Whether the car body is down or not doesn't matter. What matters is the force pressing down the wheel. In this specific case the rear wheels.
So the weight is shifting to the front when braking. There is nothing you can do about this that does not decrease deceleration. What position the body is in is not primarily concerned with rear tire contact except:
- If you allow the body to tilt forward you need faster spring expansion in the rear. Theoretically that still wouldn't matter, except that you only have limited amounts of maximum spring expansion rate.
- A change in suspension height also means a change in camber. Since the 911 has a simple struct in front and a multi-link suspension in the rear [1] that can get quite complicated. Camber adjustment with the car at rest doesn't matter much, it would be more useful to look at camber under heavy breaking.
So the weight shifts to the front, tilting the body to a certain amount, and what you want is game the various subsystems in the suspension to keep pressure up on the rear wheels:
- You want fast expansion of the dampers in the rear so that the wheel is kept on the road. Ideally the range and speed of expansion would be so big that you could ignore all the other stuff - but it is not.
- If all of this is happening while the car is already being turned in you want a stiff anti-roll bar in the rear so that the inner rear wheel can help more.
- You want slow compression of the front dampers to keep the body upright if, and only if, this actually helps due to running out of rear expansion.

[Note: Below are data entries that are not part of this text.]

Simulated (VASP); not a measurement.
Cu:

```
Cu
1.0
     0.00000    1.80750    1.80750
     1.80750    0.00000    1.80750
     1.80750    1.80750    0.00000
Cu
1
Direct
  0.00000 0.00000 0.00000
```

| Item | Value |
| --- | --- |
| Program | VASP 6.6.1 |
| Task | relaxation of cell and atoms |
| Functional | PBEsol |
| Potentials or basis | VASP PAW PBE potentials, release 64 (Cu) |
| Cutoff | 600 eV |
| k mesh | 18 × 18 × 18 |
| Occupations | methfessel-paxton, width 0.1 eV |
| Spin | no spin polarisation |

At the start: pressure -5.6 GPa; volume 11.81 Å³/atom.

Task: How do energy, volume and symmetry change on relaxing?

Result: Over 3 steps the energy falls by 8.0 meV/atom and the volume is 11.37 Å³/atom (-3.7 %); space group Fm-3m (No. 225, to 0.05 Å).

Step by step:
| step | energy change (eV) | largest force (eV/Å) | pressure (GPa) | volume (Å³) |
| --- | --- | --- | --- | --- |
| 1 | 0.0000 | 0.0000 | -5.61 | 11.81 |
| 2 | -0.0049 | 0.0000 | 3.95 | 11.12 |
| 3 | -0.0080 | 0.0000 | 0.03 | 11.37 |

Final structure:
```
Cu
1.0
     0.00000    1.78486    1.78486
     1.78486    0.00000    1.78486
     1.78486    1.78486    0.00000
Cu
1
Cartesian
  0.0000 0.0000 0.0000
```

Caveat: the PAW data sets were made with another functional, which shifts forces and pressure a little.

The reason why you can't just dial it in with maximum fast expansion in the rear and minimum compression in the front is that there are drawbacks. Imagine you hit a curb. The slow compression in the front will make the car jump very hard. Later, when the rear wheel is past the highest point of the curb it will instantly expand its suspension, while the wheel is in the air. After your flying lesson the car lands (hopefully[2]), with the front being kinda neutralish expanded and the rear expanded a lot, only wheel on the side that hit the curb. Now the body tilts heavily away from the curb, which is usually the opposite of what you want, not to mention you induced impulse away from the curb. So if you can get away with it don't slow down compression of the front too much in an attempt to keep the body upright. First adjust the rear rates and only then check whether messing with the front is still needed and if so has a large benefit to make good for the general disadvantages of stiff suspensions.
An upright body under breaking means a flying body off a curb.
[1] the Boxster/Cayman for example has simple struts on all wheels, which is why the rear wheels look so funny on photos of fast cornering. Most other higher end modern sportcars have multi-link all around which reduces the complexity of camber changes on suspension compression. (ETA: of course the multi-link suspension means more unsprung mass, which makes all the fancy suspension mechanics less effective)
[2] this gets more complicated if you take different aero into account. If the car does not have a rear wing, but relies heavily on a rear diffuser you really don't want to fly. The diffuser instantly becomes useless on lift. This just isn't worth it except maybe for single hot laps.